China's foreign exchange regime reform is not only in the interest of its own economy but also can alleviate global trade and economic imbalances, foreign economists and think tank researchers have said.
But they also suggested the developed nations that have blamed China for contributing to the imbalances should not bet too much on the country's exchange reform and the large-scale appreciation of the yuan. They should instead seek other ways to address global concerns.
Last weekend, China's Central Bank issued a statement announcing it had decided to proceed with reform of the exchange rate regime and to enhance the exchange rate flexibility, ending a fixed peg of 6.83 yuan per dollar adopted in 2008.
The move was welcomed by Thomas A. Bernes, executive director and vice-president of Canada-based think tank The Centre for International Governance Innovation.
"It's really welcome, because it shows there was serious commitment (from China) to move forward. And I think it's an important step by China, and it can also help others to make moves jointly," he said.
"It's in China's own domestic interest as well as the interest of the multilateral system, and it works to make the adjustments", despite "the huge internal debates by exporters".
China has been criticized, especially by developed countries and overspending nations, as a major source of global imbalances. The country's purchasing power will become stronger as it allows the yuan to rise. This is expected to enable China to consume and import more, narrowing the surplus with trade partners.
"The basic argument is that greater flexibility will be a step toward global rebalancing, and it will also reduce the risk of trade tensions between the United States and China. As such, it is welcome news," a report by Nomura Securities International said.

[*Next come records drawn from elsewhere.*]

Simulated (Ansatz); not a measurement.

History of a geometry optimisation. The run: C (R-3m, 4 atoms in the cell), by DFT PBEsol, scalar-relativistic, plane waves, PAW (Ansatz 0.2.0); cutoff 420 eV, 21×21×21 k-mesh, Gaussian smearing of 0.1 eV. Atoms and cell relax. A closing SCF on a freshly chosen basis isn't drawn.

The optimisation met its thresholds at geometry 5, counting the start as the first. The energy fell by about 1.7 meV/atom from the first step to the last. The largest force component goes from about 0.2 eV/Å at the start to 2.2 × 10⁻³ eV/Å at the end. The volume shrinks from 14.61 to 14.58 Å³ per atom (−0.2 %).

China's move comes a few days before the G20 Summit opens this weekend in Toronto. The meeting is expected to help alleviate potential pressures from many sides. China's Ministry of Foreign Affairs said it is inappropriate for China's foreign exchange rate to be discussed during the summit.
Rachel Ziemba, senior economist at London-based Roubini Global Economics, said China has its own domestic imbalances that are problematic and limit its growth. The country should gain control over the domestic economy by moving toward a more independent monetary policy and away from the dollar peg, she believed.
But the US has continued to demand more since the announcement. President Barack Obama's top economic advisers called on China to ensure "vigorous implementation" of a more flexible currency on Wednesday.
Many economists don't agree with the argument.
"I don't think anyone should be blamed," Bernes said.
The challenge for the world and the G20 is "to identify what is a cooperative framework in which we can work - that is the bottom line", Bernes said.
In addition, the "biggest pieces of the puzzle are clear, in the sense that the US could sustain growth by showing it has a credible medium plan and seeing its deficits decrease, and that Europe could promote sufficient growth", Bernes said.
Vice-president of China Institute of Contemporary International Relations Wang Zaibang agreed. Although "the appreciation would strengthen China's purchasing power, appreciation by large margins will have negative impacts on both China and the outside", Wang said.
Many American economists pointed out that the US is not good at exporting, which remains a big - perhaps the biggest - obstacle to its goal of doubling exports by 2014.